The college sophomore (our baby) came home after her first full year on campus a little more, maybe a lot more, grown up.

After a year we have become more like her roommates than parents. There is both good and bad in that. For the most part, the bad shows up in forgotten house rules like dirty dishes go in the dishwasher, not the sink. Sonic straw wrappers go in the trash, not in the Jeep console or floorboard and you don’t park the Jeep in the garage at the end of the night if the gas gauge is glowing orange.

On the bright side of coming home for the summer — at least she brought home a three-legged cat from Houston and not a boy. “God is good” is not just a theory for me, it’s truth and the three-legged cat proves it.

I don’t know what, “It’s more art than science” really means but I think it applies to parenting. Besides following Jesus, being a dad is the hardest job I’ve got and raising girls is even harder than that (we have 2 boys and 2 girls, so you need to listen to me, after all, 4 kids makes me a professional).

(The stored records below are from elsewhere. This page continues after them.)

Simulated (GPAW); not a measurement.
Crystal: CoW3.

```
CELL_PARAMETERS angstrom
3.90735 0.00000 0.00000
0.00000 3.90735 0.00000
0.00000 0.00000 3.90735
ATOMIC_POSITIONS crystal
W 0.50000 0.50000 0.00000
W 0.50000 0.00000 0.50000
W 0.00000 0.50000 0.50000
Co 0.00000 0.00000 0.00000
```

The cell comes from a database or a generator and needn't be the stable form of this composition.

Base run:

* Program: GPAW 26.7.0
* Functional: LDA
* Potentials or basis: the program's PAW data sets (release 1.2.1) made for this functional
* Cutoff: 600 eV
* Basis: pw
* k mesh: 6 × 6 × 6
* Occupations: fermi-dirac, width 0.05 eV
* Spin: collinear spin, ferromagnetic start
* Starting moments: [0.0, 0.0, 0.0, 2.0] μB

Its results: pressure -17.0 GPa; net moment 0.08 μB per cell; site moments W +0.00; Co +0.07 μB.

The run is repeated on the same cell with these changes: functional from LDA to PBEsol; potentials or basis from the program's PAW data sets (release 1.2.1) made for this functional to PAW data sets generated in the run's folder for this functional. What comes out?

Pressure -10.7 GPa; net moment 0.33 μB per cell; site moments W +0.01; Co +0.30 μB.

As I look back at our parenting (mis)adventures, I’d like to have a couple of do overs in the dad department. I remember when the oldest daughter, who is full of charisma, a hard worker, bright, witty and smart like her mother (has her dad’s good looks) was 16. I think we called her strong willed, she blew it more than once, and so we finally gave her driver’s license back to the state as punishment, which meant she was done driving until she was 18. I wouldn’t do that again.

There’s truth in Ephesians 6:4 that as parents we should not provoke our kids to anger by the way we treat them. What I’m saying is most things blow over and we should wag more and bark less.

I’d like to be a little more like the dad in Luke 15. I’d give the kids their share of the family inheritance and hope for the best, keep my eye on the road, wait for them to return home and then throw a party.

All of our kids are grown up and all are contributing members of society (the college sophomore is working on it). The oldest daughter has done well, extremely successful professionally and personally and it is not because she lost her driver’s license at 16 if you know what I mean.

I tell the Blonde sometimes when the empty nest is quiet and it’s just us on the couch watching reruns of The Rockford Files, let’s have another baby? She says she is too old. See, I told you, God is good.

If my only problem as a dad is dishes in the sink and Sonic straw wrappers in the console and floorboard of the Jeep I don’t have any problems. He told me to tell you that.